Greg Strand is EFCA executive director of theology and credentialing, and he serves on the Board of Ministerial Standing as well as the Spiritual Heritage Committee. He and his family are members of Northfield (Minnesota) EFC.
Stuart Townend, who has been gifted by God to write biblically faithful and theologically rich music, gives “three guiding principles” for “Preparing to Worship” and in this order:
I include all of what Townend has written in his main points. I appreciate greatly what he has written.
Worship begins with God. That may seem an obvious statement, but it’s something we can miss. We live in an alarmingly self-oriented society, where the bottom line to every choice we make, from relationships to religion, seems to be: “…but does it make me happy?”
If we’re not careful we can bring this attitude into church, and even into our worship. We can come looking for the experience, for the ‘warm feelings’, or looking for God to lift the weight of our burdens and make us feel better. And, of course, none of these things are wrong in themselves. But when they take centre-stage in our thinking, we put ourselves in the place that God should be. Worship needs to be focused on what God requires, not on our own needs or desires.

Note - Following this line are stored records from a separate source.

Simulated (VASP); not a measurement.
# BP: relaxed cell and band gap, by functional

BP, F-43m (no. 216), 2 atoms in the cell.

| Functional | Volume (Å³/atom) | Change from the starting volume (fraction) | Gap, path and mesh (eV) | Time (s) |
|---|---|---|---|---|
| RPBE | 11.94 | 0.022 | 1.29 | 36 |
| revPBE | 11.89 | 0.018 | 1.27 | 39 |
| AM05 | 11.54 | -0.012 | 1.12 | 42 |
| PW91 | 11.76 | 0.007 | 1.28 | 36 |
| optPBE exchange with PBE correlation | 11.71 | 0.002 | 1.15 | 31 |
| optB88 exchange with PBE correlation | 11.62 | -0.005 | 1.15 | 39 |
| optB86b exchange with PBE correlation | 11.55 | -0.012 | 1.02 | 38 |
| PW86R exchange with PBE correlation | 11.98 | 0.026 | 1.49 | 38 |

So what does this mean in practice? Well, the best way to stay God-focused is to sing songs, read Scriptures and pray prayers about Him! I believe that, although we have many new songs that effectively describe our feelings as we worship and respond to God, we need more songs that are about HIM. If you lead worship, look for songs that declare the truth about God, about His character, His actions, and what He has done for us.
But it’s not enough that we just say and sing things that are true. We need to have an expectation that God will REVEAL the truth of these things by His Spirit. When I lead a song, I’m praying that the truth of the words will grip people’s hearts and minds in a fresh way, dispelling the lies that can so subtly invade our thinking and undermine our faith: lies like, ‘God can’t love me’, ‘I’m too sinful to be accepted by Him’ and ‘my situation is too difficult for Him to help me’. Jesus said, “You shall know the truth, and the truth shall set you free”. As we put truth into people’s minds and mouths through songs, prayers and scriptures, pray that the truth of how God sees us liberates us from the lies of how we see ourselves.
So truth is important in our church worship. But it isn’t enough to fill our minds with good things. It’s possible to have all the biblical knowledge in the world, but still have a hard heart towards God. We are called not only to declare truth, but to respond in wholehearted worship.
When Jesus says in John 4 that God’s worshippers must worship in spirit and truth, the word He uses for ‘truth’ is interesting. Although it does refer to correctness and accuracy, it also means “truthfulness” or “honesty”. In other words, what goes on outwardly during worship needs to be reflected in what is going on inwardly – and vice versa. Just going through the physical motions of worship, such as singing, clapping and dancing (Isaiah 29:13, quoted in Mt 15:8) is not enough if our hearts are not engaged with God . But at the same time, if our hearts are filled with joy and adoration, part of our worship involves using our bodies to express it. What is in the heart must be expressed in the outward actions. So how can we cultivate more expression in our congregation?
Well, the best way is by example. There’s something about seeing someone expressing their worship that inspires other people. Similarly, when we look bored or detached (even if we’re not) we can inhibit others. And that’s true whether we are standing at the front or in the congregation
So we begin with God, not ourselves. And we respond in an honest, expressive way to God and His goodness. And then, perhaps the most amazing thing we find when we worship is that God is active! As we give ourselves to Him, He has His own plans and purposes that He wants to fulfil among us; he wants to speak to us, to change us, to have fellowship with us. And this is why I strongly believe in the prophetic in the context of corporate worship: whether it’s a shared ‘picture’, a spontaneous prayer, a full-blown “thus saith the Lord” prophecy, or even starting a song that wasn’t ‘on the list’.
I don’t have space here to explore how the prophetic should be weighed or filtered, and I’m not saying that a ‘pre-prepared’ contribution can’t be powerfully prophetic. But I do think that an encounter with God is a dynamic, two-way thing, and we should have an expectation that God will lead us in our worship, sometimes in a direction we didn’t expect or plan for. And as that happens, we need to cultivate hearts that are ready to change, ready to be moulded and shaped by the loving hands of God as we offer ourselves wholeheartedly in worship.
What do you like about what Townend has written? With what do you disagree? What would you add or edit?
Personally, how do you prepare to worship corporately? As a leader, how do you prepare others?